Fire Door Testing

Annual Fire Door Testing Enforces the NFPA 80 Standards

Fire testing of fire protection doors is required annually by NFPA, the National Fire Protections Association. We test rolling doors, swinging doors, metal doors, counter shutters, and wood doors. We provide written reports of the test and inspection to ensure your commercial doors are in compliance with NFPA 80 standards.

Fire Door Drop Test

Drop testing a door refers to a test made on either horizontal or vertical sliding or rolling doors. This test makes sure the doors will drop or close automatically if there is a fire. The doors are then reset according to the manufacturer’s instructions. The National Fire Protection Association (NFPA) requires yearly inspections on all rolling doors to ensure proper operation and full closure. Two drop tests are required; one for proper operation and full closure, and the second to verify that the automatic closing device has been reset correctly.
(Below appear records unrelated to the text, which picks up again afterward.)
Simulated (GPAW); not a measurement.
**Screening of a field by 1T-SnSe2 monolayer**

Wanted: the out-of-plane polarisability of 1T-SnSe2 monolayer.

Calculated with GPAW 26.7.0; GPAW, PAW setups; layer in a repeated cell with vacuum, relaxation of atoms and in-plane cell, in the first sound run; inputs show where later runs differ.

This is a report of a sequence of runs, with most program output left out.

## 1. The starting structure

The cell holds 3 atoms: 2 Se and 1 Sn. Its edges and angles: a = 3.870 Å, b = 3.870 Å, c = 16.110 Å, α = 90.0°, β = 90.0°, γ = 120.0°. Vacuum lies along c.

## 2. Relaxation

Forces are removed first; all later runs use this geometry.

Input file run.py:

Fire Door Test For Rolling Doors

The exterior of the rolling door is visually inspected, all moving parts and hardware are checked for damage, and the door is checked for proper closure. The test on rolling doors also includes a drop test.

Fire Door Testing For Swinging Doors

The exterior of the door and the door’s hardware are visually inspected for any damaged or missing parts. When the door is determined safe to test, all parts and closures are tested.

Fire Door Test For Metal Doors

After the exterior of the door is visually inspected, the inside is checked for wood rot. The hardware is inspected for any damage, and closures are checked to make sure they are working correctly.

Fire Door Surrounding Area

The area directly surrounding the fire door should not be blocked or have any material around it that may fall and prevent the door from closing. There should also not be anything stacked against the door. Sometimes a barrier has to be built so that nothing is piled against the inside of the door.

Fire Door Test Written Records

It is required to maintain written records of the fire door test and inspection, so that they can be made available to the AHJ (Authorities Having Jurisdiction, usually the local Fire Marshal) when needed.